International audiences - and foreigners in India - who chance upon Indian films are always perplexed by the seemingly endless stream of songs that pepper every local film. Despite being the butt of many a joke and parody – the cliche of an Indian actress drenched in rain, writhing away sensuously to a sultry beat is a favourite with international observers of Indian cinema - the importance of song and dance in Indian cinema is as relevant as spices in Indian food (Oh God, not another cliche).

Baz Luhrmann is the first brave international director to have caught the bull - or rather, cow - by the horns and catapulted a song from a Bollywood (shameless name given to the Indian cinema industry by lazy western journalists) film into the razzmatazz of Moulin Rouge. When Nicole Kidman arrives on stage singing Sad Hindi Diamond Song, she is actually miming to a massive hit of 1998, Chamma Chamma (the sound of anklets on dancing feet) which was featured in the film China Gate.

“gets the hormones flying”

The song was picturised on Urmila Matondkar, one of India's sexiest actresses, a fact confirmed by the readers of a UK men's magazine a couple of years ago. The original song provides a break from the action in the movie which was loosely based on The Seven Samurai. The male leads arrive at a sort of gypsy camp and the ravishing Urmila breaks into the song which gets the hormones flying, even for some of the fiftysomething men.

Such breaks are essential to the plot of every Indian film. Songs push a story, enhance the characters and boost the plot while keeping viewers riveted, assuming the combination of dance and rhythm is spicy enough. This tradition stems from India's folk culture where travelling troubadours and dancers perform in open-air theatres at village fairs, even to this day. Stories from mythology and royalty are usually the inspiration for folk theatre.

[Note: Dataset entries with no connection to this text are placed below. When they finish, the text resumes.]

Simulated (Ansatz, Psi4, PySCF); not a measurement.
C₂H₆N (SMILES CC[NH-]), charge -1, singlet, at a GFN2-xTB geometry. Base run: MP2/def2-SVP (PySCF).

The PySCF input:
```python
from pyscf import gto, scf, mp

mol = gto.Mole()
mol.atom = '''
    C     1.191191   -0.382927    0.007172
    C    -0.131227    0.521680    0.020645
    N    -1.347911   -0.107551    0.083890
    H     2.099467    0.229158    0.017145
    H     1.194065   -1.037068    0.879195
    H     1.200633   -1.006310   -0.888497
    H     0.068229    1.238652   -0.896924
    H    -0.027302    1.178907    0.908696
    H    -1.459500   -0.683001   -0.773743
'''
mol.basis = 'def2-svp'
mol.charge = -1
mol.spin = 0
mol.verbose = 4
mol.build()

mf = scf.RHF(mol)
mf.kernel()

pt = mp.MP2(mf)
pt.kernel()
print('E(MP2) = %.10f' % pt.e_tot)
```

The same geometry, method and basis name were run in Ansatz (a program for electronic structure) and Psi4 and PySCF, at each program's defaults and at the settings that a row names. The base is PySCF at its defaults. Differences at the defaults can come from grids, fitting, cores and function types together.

“Maybe, other international directors will look at Bollywood more seriously”

But in the western context, the majority of Moulin Rouge viewers will probably see Chamma Chamma as yet another madcap dalliance by Luhrmann. Indians living in the west will probably tell their friends how great it is to see a Hindi song crossing over, assuming they are indeed proud of Bollywood considering half the films are straight lifts of Hollywood storylines.

Maybe, some curry-freak in the English Midlands will actually go out to rent China Gate. Maybe, other international directors will look at Bollywood more seriously. But here's the catch. At the Cannes Film Festival this year where Moulin Rouge was the opening film, the Indian government hosted the first ever India country pavilion to boost commercial cinema. When asked how Indian films with their songs could be marketed to the west, Indian Information and Broadcasting Minister Sushma Swaraj said that it’s probably wise for directors to make two versions - one with the songs for domestic release and one without songs for international release.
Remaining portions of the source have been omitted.